Granularity affects electricity sales in several ways, each of which must be addressed to improve the operation of the bulk power market.
• Unit commitments. Bilateral sales take time to arrange and usually are for round amounts, such as 50 MW, 100 MW or 500 MW. The appropriate amount may be 59 MW, but the rush to get deals done doesn't allow such precision, creating granularity in the transaction. This is similar to the granularity in utility long-range planning: Do we build a power line that can carry 600 MW? Do we build a 600-MW power plant?
• Hourly transactions. Many power requirements can be for intra-hour periods, such as 14 minutes, and some power requirements can even be measured in seconds or cycles. However, market transactions are typically consummated for a full hour or for a block of hours, such as 16 on-peak hours each weekday. This granularity is again the result of the rush to get deals done.

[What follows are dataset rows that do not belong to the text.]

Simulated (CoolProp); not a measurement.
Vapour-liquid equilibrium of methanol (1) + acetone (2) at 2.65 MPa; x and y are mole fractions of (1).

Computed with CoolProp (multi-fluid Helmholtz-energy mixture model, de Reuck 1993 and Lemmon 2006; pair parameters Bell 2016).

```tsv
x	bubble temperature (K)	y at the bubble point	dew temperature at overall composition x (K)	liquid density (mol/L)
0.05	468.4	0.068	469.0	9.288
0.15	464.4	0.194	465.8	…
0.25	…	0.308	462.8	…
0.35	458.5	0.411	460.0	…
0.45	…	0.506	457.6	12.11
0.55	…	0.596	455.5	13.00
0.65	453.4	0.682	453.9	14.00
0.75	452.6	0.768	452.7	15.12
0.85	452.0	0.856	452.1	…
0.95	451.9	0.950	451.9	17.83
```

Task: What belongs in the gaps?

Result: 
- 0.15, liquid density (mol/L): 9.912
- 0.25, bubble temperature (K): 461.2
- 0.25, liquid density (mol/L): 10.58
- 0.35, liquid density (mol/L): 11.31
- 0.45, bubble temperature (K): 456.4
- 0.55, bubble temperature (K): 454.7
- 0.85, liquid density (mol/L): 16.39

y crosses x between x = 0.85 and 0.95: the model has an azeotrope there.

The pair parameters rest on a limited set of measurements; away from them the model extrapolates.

• Prices. The reported prices are curiously round, whole numbers, sometimes thousands of dollars per MWh. The prices are not precise numbers quoted in dollars and cents. The Securities and Exchange Commission investigated brokers for the large granularity of the spread between quoted bid and ask prices for shares of stock. And that granularity was only a quarter of a dollar per share. In the Midwest in June, we had prices with a granularity of $100 or even $1,000 per MWh.
WOLF pricing of unscheduled flows of electricity was designed to handle each of these granularity issues.
Unscheduled flows of electricity are a frequent occurrence among inter-connected utilities. Unscheduled flows can also be an issue within a utility's system, such as for transactions with transmission-dependent wholesale and retail customers, both for purchases from such customers and for sales to such customers. An unscheduled flow is the difference between the metered amount and any bilateral deal that has been previously negotiated. That difference can be a sale in either direction, such as a sale in addition to the bilateral deal or compensation for underdelivery. The meter determines how much electricity is bought or sold:
• If the meter can be read in MWhs, the sale is granular in MWhs. If the meter can be read in kilowatt-hours, the sale can be granular in kWhs. There is no need to transact in round MWhs to close the deal. The meter sets the precision.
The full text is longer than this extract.